Linda stated: “Nick and I share the same need and passion to take care of everyone and make sure they are happy and enjoying the experience at Sovana. We both sense when we have “nailed it” and when we may not have. When we feel that we fell short then the entire team works to make it right. This is essential if a restaurant is to thrive. Doing it right the first time is always the goal, but recovering from mistakes and exceeding a guests expectations can even be more important.”
- STAKES IN THE GROUND
Great restaurants are built on a foundation of beliefs. Sovana Bistro is built on the intent to support local farmers and producers (long before this became press worthy), the use of great, fresh raw materials, making everything from scratch (including the pasta and mozzarella cheese), and doing all of this while connecting in a very personal way with guests. As a result, many guests return to the restaurant multiple times in a week and have done so for years.
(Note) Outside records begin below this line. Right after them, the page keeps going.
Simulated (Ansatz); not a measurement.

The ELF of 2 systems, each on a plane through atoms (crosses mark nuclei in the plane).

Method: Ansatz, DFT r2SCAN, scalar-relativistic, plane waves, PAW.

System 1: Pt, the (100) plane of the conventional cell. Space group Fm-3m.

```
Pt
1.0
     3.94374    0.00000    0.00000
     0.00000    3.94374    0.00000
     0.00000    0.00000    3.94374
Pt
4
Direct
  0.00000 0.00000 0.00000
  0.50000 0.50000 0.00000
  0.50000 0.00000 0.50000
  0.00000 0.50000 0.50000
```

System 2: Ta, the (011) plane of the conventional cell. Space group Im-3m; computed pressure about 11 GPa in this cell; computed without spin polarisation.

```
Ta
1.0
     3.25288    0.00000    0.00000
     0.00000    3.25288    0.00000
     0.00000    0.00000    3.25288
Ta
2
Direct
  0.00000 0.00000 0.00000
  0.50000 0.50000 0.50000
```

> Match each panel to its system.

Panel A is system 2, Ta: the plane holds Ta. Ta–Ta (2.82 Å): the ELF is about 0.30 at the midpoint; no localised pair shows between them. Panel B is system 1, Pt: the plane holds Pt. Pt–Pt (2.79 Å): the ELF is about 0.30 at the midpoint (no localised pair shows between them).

“We have been eating at Sovana Bistro for 19 years, since we moved here. It has evolved from a pasta and BYOB to a fine dining, larger establishment, with outdoor seating. Wonderful food, with local products creative cooking. Still BYOB, but also has a liquor license now. Very popular, so get reservations!”
- A guest comment on Trip Advisor
- PROUDEST MOMENTS
There is a level of satisfaction that successful entrepreneurs experience that is difficult to describe unless you have been there. As a restaurateur it is being the last one to leave the operation at the end of a very long, busy night knowing that you and your staff gave it your all and that guests left with a smile on their face and a promise to return. As a restaurant owner contemplates all of this while turning off the lights he or she is usually filled with the emotion that accompanies a job well done. When asked about his proudest moment, Nick stated the following:
“Probably this moment right now..looking back over the last 20 years and seeing that it all had a purpose and that the restaurant has impacted so many lives and all of the relationships that I have gained gives me great joy.”
Linda also noted the opportunity that they had to cook for Vice President Joe Biden and his wife Jill for a Columbus Day celebration at the Biden’s residence. “Although this was a high profile event I am most proud of greeting the “day oners” (those folks who were there in year one and keep coming back) as they walk through the door 20 years later.”
- RESTAURANTS NEED TO BE PROFITABLE
The restaurateur can never lose sight of the fact that the business must be profitable if the experience for the guest is to be true and the employees are to benefit from involvement with the operation. Sovana has found the formula that allows a restaurant to charge what it must while providing the value that justifies the expense. In the end whatever experience a restaurant creates must be based on value – is this experience worth the cost? The answer with Sovana is YES!
- INVESTING IN PEOPLE
My involvement with Sovana Bistro and Nick Farrell began when we talked about his desire to continue to grow the restaurant while helping all of his employees do the same. He was totally committed to become a preferred employer where everyone knew that they were valued and that the restaurant was there to help them be what they were capable of becoming. Sovana is successful because of the team.
“I give a huge nod to Adam Junkins (General Manager) and what he has done to help make the Sovana team what it is today. Today, more than our food, I think people come into the restaurant for our people and the team that surrounds their experience. Honestly, they are my family and I enjoy coming in every day knowing each one in a different way and seeing how each one’s role has a very specific tie into our success.”
Adam Junkins – General Manager
It is also important to note how significant Linda Farrell, Nick’s better half, is to the success of the restaurant. Her connection to the building of staff, the design of the restaurant concept, and the moral support necessary to keep Sovana moving forward is invaluable. In addition, she manages to focus on raising the Farrell’s four children (maybe future restaurateurs).
- REFLECTING BACK ON 20 YEARS
Like most entrepreneurs – Nick can now reflect back on the past twenty years with mixed emotions. It wasn’t easy, and remains the same today. Being a restaurateur is an every day thing. The bills need to be paid, new staff members must be well trained, staying on top of vendors is a relentless process, equipment breaks down at the worst time, weather impacts on projected volume, and guests – even the ones who return frequently, are always expecting a little bit more than they received on their last visit. All this being said, Nick retains his passion.
“You must be consistent and lead your team by example. Restaurant owners (and managers) must push and grow, be transparent with the team of players that surround you, be humble and human and NEVER give up. I think Nick and I do this well.” She also pointed to how adept Adam, – Sovana’s General Manager is at leading the restaurant team, creating the environment of a unified mission, and setting an example for others to follow.
– Linda Farrell
The best way to look at Sovana Bistro is to review their Mission Statement – a statement that is felt deeply by Nick, Linda, Adam, and the entire staff at this successful restaurant:
“To Intentionally Enhance the Lives of the People we Encounter.”